As Diana Shuheng Zhang, a Northeasterner who sent in this photograph and its description, says, "What an ingenious simplification of the complicated hanzi writing for the vegetable! Two most interesting aspects: 1. it does not use pinyin or the Roman alphabet as a solution; 2. it is based on topolect".

Selected readings

"For you, broccoli rabbi, but NO BIKES" (2/16/08)

"Napa cabbage" (1/16/21)

Cf. the numerous LL posts on Chinese restaurant shorthand.



8 Comments

  1. Jenny Chu said,

    November 19, 2023 @ 7:43 am

    Out of curiosity, is there anything particularly blue about kohlrabi? Or is the second character unrelated to the color?

  2. mirrorwitch said,

    November 19, 2023 @ 8:03 am

    Are the words phonetically closer in Northeast pronunciation than mainstream Mandarin? If so I'd love details on how.

  3. Victor Mair said,

    November 19, 2023 @ 9:05 am

    @Jenny Chu

    You have asked such an excellent question that I will write a separate post on this puzzle, one that will lead us through Iranian, Turkic, and Greek languages.

  4. Victor Mair said,

    November 19, 2023 @ 9:15 am

    @mirrorwitch

    I wrote "slurredly homophonous".

  5. Michael Watts said,

    November 19, 2023 @ 10:03 am

    I can have difficulty hearing the difference between Mandarin syllables ending in -n, -ng, or sometimes even -zero (where the syllable should end in -n, but I hear nothing), so it's easy for me to believe that le and lan might be slurredly homophonous.

    I always feel especially embarrassed about not hearing the difference between -n and -ng because, after all, that very contrast is robustly drawn in my native English. I don't have trouble hearing it there!

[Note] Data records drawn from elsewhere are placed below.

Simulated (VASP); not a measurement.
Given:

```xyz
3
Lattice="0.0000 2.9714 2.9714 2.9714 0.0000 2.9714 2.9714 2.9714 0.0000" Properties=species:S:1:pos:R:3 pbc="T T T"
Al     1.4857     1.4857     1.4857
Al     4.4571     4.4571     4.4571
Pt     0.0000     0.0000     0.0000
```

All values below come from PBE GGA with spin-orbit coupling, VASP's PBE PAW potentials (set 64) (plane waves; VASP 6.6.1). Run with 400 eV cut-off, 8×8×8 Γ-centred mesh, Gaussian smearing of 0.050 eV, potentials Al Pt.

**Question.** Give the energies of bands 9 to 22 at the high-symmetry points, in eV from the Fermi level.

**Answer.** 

    Presumably what's going on is some combination of (1) Chinese people who don't make this distinction — I am told this is a feature of 江苏话, I think? ; (2) the otherwise different phonology of Mandarin messing up whatever methods I normally use to distinguish -n from -ng; and perhaps (3) the distinction between /n/ and /ŋ/ being somehow different in Mandarin than it is in English?

  6. Jonathan Smith said,

    November 19, 2023 @ 10:52 am

    Sorry @mirrorwitch — indeed, since Diana Shuheng Zhang says that the sign "is based on topolect," we can guess that this rendering matches local pronunciation better than it does MSM. The internet confirms, if imprecisely: 北方人称之为piele "northerners call it [i.e. kohlrabi] piele".

  7. Chris Button said,

    November 19, 2023 @ 7:28 pm

    Is there vocalic nasalization in this topolect? I'm thinking lә̃ or lã some such thing–hence the convergence?

  8. Chris Button said,

    November 19, 2023 @ 7:35 pm

    A look at the intonation might be informative too–particularly if we're dealing with a "neutralized" tone on the second syllable.